In the world of high-profile Wall Street analysts, CNBC’s frenetic “Mad Money” host Jim Cramer has helped define a cottage TV industry of fast-talking personalities targeting consumer and business investors.
On CNBC’s “Squawk on the Street,” Cramer said Netflix should be removed from a basket of top-performing tech stocks, dubbed “FAANG” (Facebook, Amazon, Apple, Netflix and Google).
Speaking Oct. 3, Cramer said that with Netflix’s stock down 29% in 2019, compared to a 18% rise for Microsoft, the subscription streaming video pioneer’s status should be re-evaluated.
“We gotta get Netflix the hell out of FAANG,” Cramer said. “I tell you that right now. I don’t know how to do it.”
Cramer contends Microsoft should replace Netflix (and apparently Google too), thus rendering the tech group “FAAM.”
Tough love from an analyst who just five months ago penned an article in high praise of the streamer and co-founder/CEO Reed Hastings.
“Netflix is about something to talk about Monday morning,” he wrote in April. “It’s about not feeling like a stooge when everyone watched Bird Box. You can’t be a stooge! In other words, as ethereal as it sounds, Reed Hastings is right when he says ‘the real metric is can we keep our members happy.'”
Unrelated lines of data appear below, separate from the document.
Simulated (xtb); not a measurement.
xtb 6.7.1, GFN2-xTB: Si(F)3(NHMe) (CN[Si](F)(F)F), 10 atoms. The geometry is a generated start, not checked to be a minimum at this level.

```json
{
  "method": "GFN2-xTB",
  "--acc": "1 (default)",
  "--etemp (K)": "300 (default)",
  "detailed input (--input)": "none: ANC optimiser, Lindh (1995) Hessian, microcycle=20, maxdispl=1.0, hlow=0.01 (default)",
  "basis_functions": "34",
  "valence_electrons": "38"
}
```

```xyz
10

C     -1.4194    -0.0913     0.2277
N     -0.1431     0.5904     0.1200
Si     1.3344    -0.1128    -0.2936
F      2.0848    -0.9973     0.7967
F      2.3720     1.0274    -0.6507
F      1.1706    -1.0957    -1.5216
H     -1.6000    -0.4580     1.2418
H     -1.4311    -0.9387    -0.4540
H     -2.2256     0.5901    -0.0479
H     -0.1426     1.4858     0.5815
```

Apparently keeping subscribers and investor happy can be mutually exclusive. That’s because investors care not so much about subscriber happiness, but rather subscriber growth, according to Cramer.
And Netflix laid an egg of sorts during the last fiscal period when it failed to meet sub growth projections worldwide — including losing domestic subs for the first time in more than five years.
“I’m not a Netflix fan, here,” Cramer said, alluding to the pending arrival of SVOD competition from Disney, Apple, AT&T and Comcast — the latter parent to NBC Universal’s CNBC network.
“There’s too many competitors,” he said.
Netflix reports third-quarter (ended Sept. 30) financials on Oct. 16.